Are You About to Bump into a Data Iceberg?

A lot of unmeasured experience may be hiding from view.

  • Helping you think about what could be missing?

Three Easily Remembered Questions

Having a complete set of data doesn’t mean just the entire file. It really means the entire measurable experience that matters. To illustrate that, our measurable experience can be simplified down to three basic questions: what are the things, times, and conditions?

  • Time. Time is needed to measure change. We want to know about a who or a what at two different points in time, so that we can make comparisons.
  • Condition. Condition is what we are comparing between two different points in time. For example, amounts, or locations.

An Example: A Troubled School Principal

Let’s put this into a real-world example. Imagine you are working for a school principal. She is concerned about student attendance, and wants the latest data to support a new attendance policy. You might go to the main office and ask for a report on absences. Later that day, you get back the following absence report:

A list of 100 students, showing that five were absent for more than two days between May 1 and May 31st.

Breaking this down:

  • Time: Month of May
  • Condition: Absence of more than two days

What Did We Miss?

We missed out on a lot of experience that wasn’t measured. We are only seeing the above-water part of the iceberg.

Students: Does the school in fact have 100 students?

Hang on, we have 110 students. 10 of them are from the district we annexed in January. That district uses 5-digit IDs, and we never reassigned them 6-digit IDs. So, the report missed them.

Days: May has 31 days. Why does the file only have 18 days?

Well, weekends aren’t included. Memorial Day wasn’t counted. But also, for 2 days, the attendance system was down.

Absences: Wait a minute. What do we mean by attendance?

Oops. The principal considers attendance to be either more than 2 days’ absences..or 1 tardiness mark. We are missing tardiness marks.

Going Further

But, as it turns out, you don’t even have 1,800 measurements. When you look at the report more closely, and do some quick calculations, it turns out you only have 1,272 — only 29% of what you want. Why? We didn’t see even more measurable experience, stemming from the combination of second-order questions:

10 students are missing two days of time sheets.

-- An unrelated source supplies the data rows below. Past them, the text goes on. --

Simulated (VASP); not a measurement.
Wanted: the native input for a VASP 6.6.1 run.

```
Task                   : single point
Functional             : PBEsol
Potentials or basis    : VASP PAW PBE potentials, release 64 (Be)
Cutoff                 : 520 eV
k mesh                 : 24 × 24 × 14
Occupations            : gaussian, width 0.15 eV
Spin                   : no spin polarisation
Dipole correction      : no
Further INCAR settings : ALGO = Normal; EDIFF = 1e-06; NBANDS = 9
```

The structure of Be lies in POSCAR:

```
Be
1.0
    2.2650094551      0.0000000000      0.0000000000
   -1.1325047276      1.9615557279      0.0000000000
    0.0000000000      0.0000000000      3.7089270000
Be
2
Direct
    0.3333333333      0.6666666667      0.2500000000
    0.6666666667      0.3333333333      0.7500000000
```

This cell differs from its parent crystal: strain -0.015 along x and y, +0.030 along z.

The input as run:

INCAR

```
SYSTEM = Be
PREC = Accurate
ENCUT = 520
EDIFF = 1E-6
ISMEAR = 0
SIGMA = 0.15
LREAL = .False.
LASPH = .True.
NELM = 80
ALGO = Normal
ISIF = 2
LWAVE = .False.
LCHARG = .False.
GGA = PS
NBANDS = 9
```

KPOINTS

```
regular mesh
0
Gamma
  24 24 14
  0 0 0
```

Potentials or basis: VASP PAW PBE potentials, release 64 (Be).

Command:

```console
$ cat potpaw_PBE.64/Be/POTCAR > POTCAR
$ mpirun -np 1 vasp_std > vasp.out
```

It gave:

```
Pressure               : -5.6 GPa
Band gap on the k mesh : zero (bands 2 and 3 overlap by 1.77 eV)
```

It turned out their regular homeroom teacher was out sick, and the substitute forgot to turn in the timesheets.

8 students’ timesheets are missing tardiness marks.

They were on a work-study month-long assignment; their work sponsor only marked down absences. The students’ persistent tardiness came out in the negative written reviews.

There are 2 days in the report when we have null values for absences.

The system also had a two-day glitch, and didn’t record absences. The system only recorded tardy marks for those glitch days.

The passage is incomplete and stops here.